For Rozaliya Hasan, the program has helped her make friends.
When the 11-year-old started school in Australia she found it difficult not knowing how to play a sport that her class mates understood.
"When I first played AFL I didn't even know how to kick," she said.
"As soon as I did this AFL program I've learned so many things.
"I think AFL is the best sport I've ever had."
Easing into community life
Benjamin Walsh from AFL Riverina said the program has been a huge success.
"It just allows them to fit in that little bit more, playing a sport that most of their peers would play, as well as helping them join in and become part of the community that little bit easier," he said.
It has also been rewarding for him as a coach.
"I really enjoyed teaching the kids the basics," he said.
"They probably listen and take note that little bit more than a lot of other kids so it's been great.

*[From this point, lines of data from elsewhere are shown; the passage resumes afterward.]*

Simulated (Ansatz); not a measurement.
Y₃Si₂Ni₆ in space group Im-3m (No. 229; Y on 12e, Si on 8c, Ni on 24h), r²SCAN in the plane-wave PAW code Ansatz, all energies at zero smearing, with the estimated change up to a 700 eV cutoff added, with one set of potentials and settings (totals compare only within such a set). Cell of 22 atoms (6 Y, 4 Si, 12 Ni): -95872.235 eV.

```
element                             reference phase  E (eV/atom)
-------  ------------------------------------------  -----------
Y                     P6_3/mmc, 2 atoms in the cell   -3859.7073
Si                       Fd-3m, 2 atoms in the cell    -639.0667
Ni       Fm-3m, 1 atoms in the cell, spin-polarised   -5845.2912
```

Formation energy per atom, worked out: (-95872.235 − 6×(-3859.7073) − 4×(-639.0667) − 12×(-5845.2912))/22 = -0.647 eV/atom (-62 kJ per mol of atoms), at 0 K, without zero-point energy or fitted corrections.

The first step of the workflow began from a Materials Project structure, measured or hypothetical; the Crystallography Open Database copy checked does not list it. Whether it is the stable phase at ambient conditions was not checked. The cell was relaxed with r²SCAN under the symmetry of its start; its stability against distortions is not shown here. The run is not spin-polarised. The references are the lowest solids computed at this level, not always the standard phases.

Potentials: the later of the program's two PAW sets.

"They've been really enthusiastic."
New recruits footy mad
Ismail Darwish's children are taking part in the program.
"Everyday when they didn't play football they asked me 'when are we going to play Australian football?" he said.
"Now I'm waiting to pick them up, but they don't want to come home because they're very happy."
The Wagga Wagga Multicultural Council organised the program.
Community development officer Thom Paton said it has been a hit with the students.
"Already after a couple of sessions a few of the girls want to pick it up and register with a few local teams," he said.
"They've picked up the skills quickly and are very competitive."